Spot Bot and ST-Bot are execution tools. Security starts before the first trade. No withdrawal rights. Limited access. Separate keys. Controlled capital.
⚙️ Traders keep searching for a “working signal”, but the problem is often not the signal. The problem is the market phase.
The same open interest growth, pump, liquidation cascade, or breakout can lead to completely different outcomes depending on the regime.
Overheated market
🔥 When the market is already stretched, rising open interest is not always strength. Sometimes it means late longs are piling in after the move.
Price keeps pushing, funding gets heavier, shorts are already squeezed, and the next clean move can be a flush down.
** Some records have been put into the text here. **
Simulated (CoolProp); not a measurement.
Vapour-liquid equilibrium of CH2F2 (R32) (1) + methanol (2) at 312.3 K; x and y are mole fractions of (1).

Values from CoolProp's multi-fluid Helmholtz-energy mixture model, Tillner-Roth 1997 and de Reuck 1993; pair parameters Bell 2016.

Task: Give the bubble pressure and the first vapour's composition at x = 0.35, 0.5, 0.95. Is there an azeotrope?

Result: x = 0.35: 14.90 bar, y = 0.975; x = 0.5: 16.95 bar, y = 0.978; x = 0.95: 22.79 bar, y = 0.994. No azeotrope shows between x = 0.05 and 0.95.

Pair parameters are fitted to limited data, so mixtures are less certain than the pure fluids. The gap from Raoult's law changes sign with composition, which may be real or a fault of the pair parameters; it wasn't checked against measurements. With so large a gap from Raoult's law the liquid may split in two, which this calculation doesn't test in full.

Same OI growth. Different risk.
Oversold market
🧊 In an oversold market, the same OI growth can mean something else.
After a liquidation cascade, fresh positioning can support a bounce. Sellers may already be flushed, shorts may be crowded, and the market does not need much fuel to move against them.
Here, shorting every red candle is weak logic.
Range market
📍 In a range, a breakout is often just a liquidity grab.
Price moves above the level, triggers stops, pulls in breakout buyers, then returns back into the range. The signal looked clean. The regime was wrong.
A range punishes traders who treat every breakout like a trend.
Trend market
🚀 In a strong trend, the same breakout can work without a deep pullback.
Price breaks, pauses for a moment, then continues. Waiting for a perfect retest often means watching the move leave without you.
Again, the signal is the same. The phase is different.
That is why I do not start with the signal.
First I check Market Median and the broader market regime. Then I use screeners: open interest, liquidations, funding, premium index, pump/dump, volume, and price reaction.
Only after that comes the trade.
A signal is not good or bad by itself. It becomes useful only when market phase, liquidity, leverage, and risk are aligned.
Screeners are not for guessing the next coin. They remove dead charts and show where liquidity, open interest, funding, liquidations, and volume are actually moving.
Why I Check Market Regime First, Then Screeners, Then Let the Bot Trade
I do not start trading from the Buy or Sell button. The button comes at the end. Before I even think about opening a position, I want to know what kind of market I am dealing with: overheated, oversold, ranging, impulsive, or already exhausted after a move A trade taken before that context is usually weak. The trader sees a candle, feels pressure, enters late, and only then starts looking for arguments. My workflow is different: market regime → screeners → risk → execution. Market Regime Comes First
One strong chart does not tell the whole story. A coin can pump while the broader market is already stretched. Another coin can look weak while the entire market is sitting in an oversold zone and preparing for a bounce. Without the broader picture, the same signal can be read completely wrong.
When the market is overheated, a long on a clean green candle may already be late. Price still pushes higher, traders keep chasing, open interest expands, and the risk profile gets worse with every new buyer. When the market is oversold, shorting every red candle is also weak logic. After a liquidation cascade, the next move is often a bounce. Sellers may already be flushed, funding may be skewed, and price may stop making new lows. That is why I start with the phase of the market. For this part, I use Market Median. It gives a broader view instead of one isolated chart: how far the market moved from normal conditions, how many assets are already overbought, how many are oversold, whether the move still has room, or whether the market is already stretched. Until the regime is clear, I do not need a trade. Screeners Show Where the Market Is Alive After the regime is clear, I move to screeners.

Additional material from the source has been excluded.